# Can a one-way accumulator be used in place of a digital signature?

Could a one-way accumulator be used in a manner to replace a digital signature? Can it provide a way to:

1. verify that the data has not been tampered with, and
2. verify that the message is in fact sent/signed by the one who claims to have?

This paper discusses it, but can it safely and effectively replace DS?

The approach of one-way accumulators aren't a satisfying alternative to DS algorithms. Basically its just another way of using hash functions to generate a Message authentication code by hashing a message and a shared secret, while the author replaces the shared secret with the identities of all participants.

While MACs are a commonly used approach of detect data manipulation, since an attacker can't forge a MAc without knowing the secret key (of course there a several attacks on different MAC schemes and several ways of finding collisions, but an overview of collision resistance, preimage resistance resistance and second preimage resistcance would go beyond the scope of the discussion), nobody can prove the senders identity of a received message. Because all participants share the same key, everybody could have computed the MAC.

Digital signatures use key pairs of $(k_{pub},k_{priv})$ for every party in the protocol, so you can be sure the messages origin way Alice, if the message is signed with Alices $k_{priv}$. The most basic attack on schoolbook DS are replay attacks: An attacker Eve just need to record the message of Alice and replay it later. To prevent this (and other attacks), a challenge-response-protocol is the best way to prove your identity to somebody.
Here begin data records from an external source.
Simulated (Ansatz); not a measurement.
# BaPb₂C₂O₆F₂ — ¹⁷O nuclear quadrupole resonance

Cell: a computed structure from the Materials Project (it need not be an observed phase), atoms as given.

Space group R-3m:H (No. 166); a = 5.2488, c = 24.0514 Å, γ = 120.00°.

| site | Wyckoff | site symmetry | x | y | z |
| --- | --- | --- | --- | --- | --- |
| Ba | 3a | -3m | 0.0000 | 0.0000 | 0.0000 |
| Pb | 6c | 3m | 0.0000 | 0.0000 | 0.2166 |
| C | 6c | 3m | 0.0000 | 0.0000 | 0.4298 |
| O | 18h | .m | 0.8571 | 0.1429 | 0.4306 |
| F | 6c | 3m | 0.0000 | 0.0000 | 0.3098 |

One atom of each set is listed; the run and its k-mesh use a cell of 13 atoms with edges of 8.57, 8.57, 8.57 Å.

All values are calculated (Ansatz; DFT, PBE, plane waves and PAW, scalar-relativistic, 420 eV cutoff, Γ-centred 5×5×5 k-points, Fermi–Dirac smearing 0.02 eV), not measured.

To refer to one-way accumulators, you can say:

• You can verify to be in possession of these data, all participants computed their identity against. But this is just a combination of a shared secret (participants list) and your own identity. I'm not even sure, if you can call it a MAC at all.
• You can not verify other messages data. ($\neq$ message integrity)
• You can not prove your identity, since the scheme is vulnerable to replay attacks. ($\neq$ nonrepudiability)
• You can not verify the identity of a messages originator.($\neq$ origin integrity)

Since the design relies on a shared message (the participants list), you also have to perform all computations again, if a member is removed or added, which would having a devastating impact for the usage of this scheme.